As we have seen in the case of the 'Complainte des pianos', the poem cannot be read simply as the lament of the pianos. It is dependent on a range of agents, and illustrates a number of subjectivities: on the one hand, the notes of music, the popular song, the Catholic bourgeois setting; on the other, the 'psychologies' of the girls, the narrator, and the poet. The result, in the laments of musical instruments, is a situation in which the discourse (again in Richard's words) 'tout à la fois s'adresse à eux [musical instruments], traite d'eux et constitue une transposition (phrasée) de ce qu'ils sont censés prononcer (directement) ou connoter (indirectement) sur le mode musical', and the final effect is 'un certain flou de l'énonciation qui répond, on le sait, à l'un des effets les plus vivement recherchés par la poétique laforguienne: la délocalisation du moi, la confusion discursive du sujet et de l'objet, le demi-naufrage (joué) du sens.' This effect is further increased by the fact that the representation of a multiplicity of voices is a deliberate aim; voices that are merely overheard, that emerge from a void, mobile voices representing moments in a changing narrative, and whose mobility matches that of the equally variable moods and personae of the narrator. Laforgue had learnt from Hartmann, as Warren Ramsey points out [in Jules Laforgue and the Ironic Inheritance, 1953], 'to think of the human individual as an aggregate, a sum of many individuals'.

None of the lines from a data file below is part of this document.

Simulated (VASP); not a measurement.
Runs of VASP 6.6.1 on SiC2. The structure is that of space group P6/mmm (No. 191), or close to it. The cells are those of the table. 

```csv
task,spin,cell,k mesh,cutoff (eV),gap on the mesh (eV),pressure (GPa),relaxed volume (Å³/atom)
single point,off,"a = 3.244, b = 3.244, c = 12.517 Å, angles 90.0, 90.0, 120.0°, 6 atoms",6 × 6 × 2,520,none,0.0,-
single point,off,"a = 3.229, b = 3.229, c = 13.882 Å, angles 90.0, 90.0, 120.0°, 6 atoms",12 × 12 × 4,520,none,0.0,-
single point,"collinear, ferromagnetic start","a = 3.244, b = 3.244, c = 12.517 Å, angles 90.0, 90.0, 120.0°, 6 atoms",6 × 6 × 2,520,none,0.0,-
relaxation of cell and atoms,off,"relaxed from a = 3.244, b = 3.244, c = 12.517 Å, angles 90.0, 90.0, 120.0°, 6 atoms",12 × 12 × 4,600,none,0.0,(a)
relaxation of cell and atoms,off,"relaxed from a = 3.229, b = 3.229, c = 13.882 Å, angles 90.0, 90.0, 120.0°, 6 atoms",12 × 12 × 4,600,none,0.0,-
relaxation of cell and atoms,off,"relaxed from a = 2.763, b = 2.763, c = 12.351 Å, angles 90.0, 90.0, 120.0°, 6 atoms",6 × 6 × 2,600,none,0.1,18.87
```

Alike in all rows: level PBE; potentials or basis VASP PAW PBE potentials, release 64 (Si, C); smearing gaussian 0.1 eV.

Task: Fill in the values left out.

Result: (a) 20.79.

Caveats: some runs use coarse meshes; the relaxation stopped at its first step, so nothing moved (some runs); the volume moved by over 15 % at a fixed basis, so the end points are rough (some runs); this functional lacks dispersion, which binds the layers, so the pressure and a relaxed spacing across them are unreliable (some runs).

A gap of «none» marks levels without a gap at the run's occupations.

In this climate of ambiguity and uncertainty what order and consistency do we find? Y.-A. Favre argues that we have a 'livre' rather than an 'album'; that is, a highly structured whole, and there is evidence that this is the case with all Laforgue's volumes, with the exception of the Derniers Vers, about whose intended final structure we know almost nothing. Plans were not rigid, however. The original Complaintes, significantly called simply 'Quelques Complaintes de la vie', first numbered twenty poems, then grew to forty and to fifty with the help of Laforgue's publisher Léon Vanier, 'Fabius Cunctator', as Laforgue named him. The new poems were interpolated casually, and when Laforgue sent Vanier a fiftieth poem, he told him to place it 'n'importe où' in the volume. He insisted on the placing of two key poems, however: the opening 'Préludes autobiographiques', which was to be 'answered' by the late 'Complainte du Sage de Paris': 'Cette préface explique la dernière et longue litanie qui ferme le volume.' But, with characteristic flexibility, he added two short poems to this litany, closing his volume in a more oblique and light-hearted fashion. One is the 'Complainte des complaintes', which serves as an apology for, and defence of, the volume: the other, the 'Complainte-épitaphe' uses disyllabic quatrains and tercets in a parody of the sonnet form. Pointing forward to future exercises in ellipticism, such as 'Avant-dernier Mot', and taking a leaf from various contemporary fumiste productions, it sums up the themes and the method of the volume, the latter by reference to other art-forms, in a supreme distancing act:

La Femme,
Mon âme:
Ah! quels
Appels!
Pastels
Mortels,
Qu'on blâme
Mes gammes!
Un fou
S'avance,
Et danse.

Silence …
Lui, où?
Coucou.

'La Femme', 'mon àme' are, of course, seen through a dedication to the unconscious, which, deliberately blurred with an ascetic Buddhism, is the subject of the early votive poems. Even the 'Complainte-Placet de Faust fils' is, as Favre points out, a plea to nature. (It is simultaneously a parody of Sully Prudhomme's sentimental poem 'Prière' and of Goethe's Faust's intellectual and guilt-ridden universe.) The volume represents a personal and moral journey from rejection and disillusionment to some kind of acceptance or resignation, a schema surprisingly parallel to Laforgue's plans for the Sanglot, a fact that might easily be overlooked because of the new volume's contrasting register and because love, which was largely absent from the Sanglot poems, has now become a central theme.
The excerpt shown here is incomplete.